On Aug. 6, a powerful Ukrainian mechanized force breached Russian defenses along the Ukraine-Russia border and, moving fast and bypassing Russian trenches, quickly seized 400 square miles of Russia’s Kursk Oblast.
Why the Ukrainians invaded is complicated. Seizing part of Kursk shifted the momentum of the war—although not decisively—and forced the Kremlin to divert elite forces from the fighting in eastern and southern Ukraine. That chunk of Kursk could be a valuable bargaining chip for Kyiv in any future negotiations with Moscow.
How the Ukrainians managed to capture so much Russian soil, so quickly, is becoming less mysterious. It wasn’t necessarily a lack of forces that doomed Russian defenses in Kursk. It was a lack of intelligence and coordination.
A map that a Ukrainian soldier captured from a Russian soldier amid the fighting in Kursk helps tell the story. The day before the first Ukrainian troops breached the border, the Russian garrison in Kursk had 18 BM-21 rocket launchers, 98 pieces of tube artillery and 71 mortars.
“That’s huge,” noted Kriegsforscher, a Ukrainian drone operator who saw the captured map. “Firepower was on Russian side.”

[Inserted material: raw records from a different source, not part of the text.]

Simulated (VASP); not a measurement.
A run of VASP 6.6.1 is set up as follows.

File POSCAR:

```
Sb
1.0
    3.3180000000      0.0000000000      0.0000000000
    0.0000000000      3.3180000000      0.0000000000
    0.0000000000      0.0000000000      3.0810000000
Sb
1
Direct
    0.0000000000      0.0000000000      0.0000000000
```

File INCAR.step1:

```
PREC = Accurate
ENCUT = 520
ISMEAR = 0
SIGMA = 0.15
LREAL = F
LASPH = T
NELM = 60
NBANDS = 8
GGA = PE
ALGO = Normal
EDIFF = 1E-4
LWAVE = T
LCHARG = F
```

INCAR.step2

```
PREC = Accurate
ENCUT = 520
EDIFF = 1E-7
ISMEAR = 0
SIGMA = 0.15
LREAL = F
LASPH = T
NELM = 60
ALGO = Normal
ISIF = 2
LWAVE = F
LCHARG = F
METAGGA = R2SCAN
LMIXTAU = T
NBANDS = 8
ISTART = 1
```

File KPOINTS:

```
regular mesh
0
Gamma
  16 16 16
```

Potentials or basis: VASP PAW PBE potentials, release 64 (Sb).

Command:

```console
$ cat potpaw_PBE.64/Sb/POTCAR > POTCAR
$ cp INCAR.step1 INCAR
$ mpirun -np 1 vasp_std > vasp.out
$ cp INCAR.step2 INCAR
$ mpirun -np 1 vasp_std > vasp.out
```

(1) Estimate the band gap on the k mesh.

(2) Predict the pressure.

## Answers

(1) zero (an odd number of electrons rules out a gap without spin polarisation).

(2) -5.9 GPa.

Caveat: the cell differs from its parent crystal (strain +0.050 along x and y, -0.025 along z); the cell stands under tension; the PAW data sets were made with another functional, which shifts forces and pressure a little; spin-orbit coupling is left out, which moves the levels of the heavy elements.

That quantity of artillery, properly deployed against Ukrainian troops as the Ukrainians broke out into the open in Kursk, could have been decisive—for the Russians. “With a good coordination, you make any breakthrough almost impossible to happen,” Kriegsforscher explained.
But the artillery wasn’t properly deployed, largely due to poor intelligence on part of the Russians—and an assumption the Ukrainians would never attack across the border into Kursk. “Regrettably, the group of forces protecting the border didn’t have its own intelligence assets,” Andrei Gurulev, a retired Russian general and a member of the lower house of the Russian parliament, wrote on social media.
It didn’t help the Russian artillery plan that the Ukrainians were jamming radio communications, filling the air over Kursk with drones and firing their own artillery—including their best American-made High Mobility Artillery Rocket Systems.
For once in a war mostly characterized by grinding trench battles, in Kursk the Ukrainians had the advantage of mobility—at least at first. “In the opening hours and days of the Kursk offensive they were able to penetrate deep into Russian territory,” Michael Weiss and analyst James Rushton wrote in New Lines Magazine in the early days of the August invasion.
“In many cases, they didn’t waste time engaging Russian trench lines and other prepared fighting positions; they just drove around them,” Weiss and Rushton wrote. “Unimpeded land routes allowed Ukraine to advance miles in mere hours.”
In those first few days, Russian and Ukrainian troops mixed in an ever-shifting patchwork of small, fluid positions. Good luck bombarding an attacker in those circumstances without also hitting your own defending troops.
In short, the Russians had the firepower to defend Kursk, but not the intelligence or coordination. The Ukrainians to their credit shrugged off Russia’s apparent artillery superiority in Kursk, correctly surmising that befuddled gunners are useless gunners.
It’s safe to assume Russian artillery in Kursk is now properly sighted and coordinated. If the Ukrainians are going to duplicate their success in Kursk from early August and once again move against poorly-prepared artillery, they’re going to have to do it somewhere other than Kursk.